How can a transition be effected?

A reader of the blog wrote asking whether readers of Equality by Lot have ideas about how a transition toward a system in which sortition plays an important role could be achieved.

The reader, who is an Iranian expat, is specifically interested in the case of Iran, which she describes as follows:

  • There are no political parties in Iran, though there are some syndicates of workers, teachers, …
  • There are some opposition groups out of Iran, but those who are well-known and are professional politicians, are just promoting their own interests, I think.
  • The majority of people who are against the regime are still passive as they don’t know what would happen next. They need an image of the future of Iran.
  • There is so much violence from regime devotees because they are also afraid of the future. Maybe the idea of sortition can soothe them too.

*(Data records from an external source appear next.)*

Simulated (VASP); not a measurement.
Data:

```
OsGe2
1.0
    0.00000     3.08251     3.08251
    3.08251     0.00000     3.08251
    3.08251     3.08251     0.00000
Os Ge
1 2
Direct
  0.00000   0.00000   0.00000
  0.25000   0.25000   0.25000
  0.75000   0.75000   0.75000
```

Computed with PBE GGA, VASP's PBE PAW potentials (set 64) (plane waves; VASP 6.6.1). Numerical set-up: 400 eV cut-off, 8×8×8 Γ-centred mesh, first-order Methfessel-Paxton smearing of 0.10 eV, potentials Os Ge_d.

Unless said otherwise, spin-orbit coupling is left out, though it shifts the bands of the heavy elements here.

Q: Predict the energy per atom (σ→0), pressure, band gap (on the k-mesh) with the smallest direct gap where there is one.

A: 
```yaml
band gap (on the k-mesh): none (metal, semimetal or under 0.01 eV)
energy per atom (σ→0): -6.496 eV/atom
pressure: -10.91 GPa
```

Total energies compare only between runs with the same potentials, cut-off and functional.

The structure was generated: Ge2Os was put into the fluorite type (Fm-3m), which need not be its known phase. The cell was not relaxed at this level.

With the appropriate modifications, however, the description applies also to many (possibly all) other countries, specifically including those with the Western-style elections-based systems. Therefore any ideas may very well be relevant for effecting a change in many societies.

The questions then are:

How can a revolution create a deliberative democracy and sortition? What would be a realistic scenario or plan for that? What can international agents/actors, people like you, do to make it possible? Is there any international organization that can help at least us, Iranians who live out of Iran, to have a “citizen assembly based on sortition”, to practice democracy and peer-to-peer conversation between us and to create a feasible image of how could be the democracy like in Iran of future?

And, again, I believe the answers in the context of Iran would not be very different from the answers in other contexts. Sortition activists of all countries should consider these questions in the contexts of their own societies and government systems.